Google has begun to reevaluate their ever-changing algorithms by sifting through photos and commentary on its new social network, Google+. Innovators and engineers should be elated to hear this news, as Google is only trying to make our lives simpler. With internet and social network standards these days, especially with legislation like the SOPA Act being discussed, there tends to be a lot of unknown and grey territory.
The unknown should be great, right? How would amazing inventions ever come about without some dark territory that has yet to be explored? This is very true, but there is a new line, and the smudged edges of said line makes ethics a daunting challenge.
As Google uses their constantly changing system to scan the interwebs for keywords and relevant search information, they are also searching and examining data about your preferences, lifestyle, personality, and demographics. There is an issue with this that is painfully obvious, violation of privacy.
Though it may feel like Google is peeking in your window, we have to realize that they are already standing in the house, except, we let them in. In fact, we even treated them to a cocktail and some appetizers. In all honesty, this is fine in my book. We are all guilty of posting things online, whether it’s Facebook, Twitter, or a random comment on somebody’s blog, and in this day in age we need to be smart about what we expose ourselves to.
The real kicker is why Google is digging up this data on us. They are looking to customize our searches. Fine tune our Google+ accounts, and weave all of our social media interaction across all formats from desktops to tablets to smart phones. Sounds great! Why wouldn’t I want Google to find things I am more interested in? What is so bad about developing a personalized search engine that already knows what I’m looking for?
As profound as this is from an algorithmic and computer engineering standpoint, there are some unsettling issues with this type of system. As we search for new topics, Google will continue to deliver information that conforms to our thinking, without challenging our beliefs, or even offering opposing views. This is fine at first, but when you consider these circumstances over an extended period of time (in the internet world that can be as little as a few days) it is bound to trump any outside-of-the-box thinking.

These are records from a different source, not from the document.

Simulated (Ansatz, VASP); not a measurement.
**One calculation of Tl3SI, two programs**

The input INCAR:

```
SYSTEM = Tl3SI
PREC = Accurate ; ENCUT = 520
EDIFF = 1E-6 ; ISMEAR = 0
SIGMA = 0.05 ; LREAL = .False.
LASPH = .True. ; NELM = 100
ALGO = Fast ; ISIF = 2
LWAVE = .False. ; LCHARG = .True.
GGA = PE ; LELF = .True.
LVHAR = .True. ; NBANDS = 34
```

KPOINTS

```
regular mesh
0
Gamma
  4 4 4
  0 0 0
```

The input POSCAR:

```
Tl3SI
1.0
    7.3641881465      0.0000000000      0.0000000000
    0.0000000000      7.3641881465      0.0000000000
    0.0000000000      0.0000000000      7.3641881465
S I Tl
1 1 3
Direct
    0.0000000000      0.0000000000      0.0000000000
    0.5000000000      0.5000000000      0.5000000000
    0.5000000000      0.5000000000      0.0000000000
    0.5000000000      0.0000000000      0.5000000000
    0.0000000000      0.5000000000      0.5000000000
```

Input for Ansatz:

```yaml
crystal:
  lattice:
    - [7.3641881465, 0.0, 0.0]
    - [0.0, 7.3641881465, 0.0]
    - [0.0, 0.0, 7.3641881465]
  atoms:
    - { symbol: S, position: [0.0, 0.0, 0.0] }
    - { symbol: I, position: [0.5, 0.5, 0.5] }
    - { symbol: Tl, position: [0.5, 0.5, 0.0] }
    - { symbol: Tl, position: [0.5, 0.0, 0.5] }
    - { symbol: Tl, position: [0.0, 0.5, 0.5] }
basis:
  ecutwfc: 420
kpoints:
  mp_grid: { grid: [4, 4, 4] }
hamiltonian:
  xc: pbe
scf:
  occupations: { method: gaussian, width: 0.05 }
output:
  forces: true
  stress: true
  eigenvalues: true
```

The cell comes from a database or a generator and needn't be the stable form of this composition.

Ancient philosophers and contemporary innovators alike have said that expansion of our knowledge base is vital to new ideas. When we have search engines catering to our specific ideologies and agendas, we become our own propaganda machine. If we continue to read/view things that only cater to our bias, we will essentially trump any insightful thinking. This can lead to spinning information in such a way that it will eventually become completely skewed and false.
When we are presented with facts and ideals that support our beliefs, those actions quickly become self-perpetuating. Bum facts, bad math, and skewed opinions derive from this sort of tunnel vision (and infotainment).
The platform that Google has developed is inspiring, but I find many negative implications and draw-backs to making our world too efficient. As we all continue to marvel at the chimera (or phenomenon, your choice) that is Google, we must remember to look and assess before we jump forward.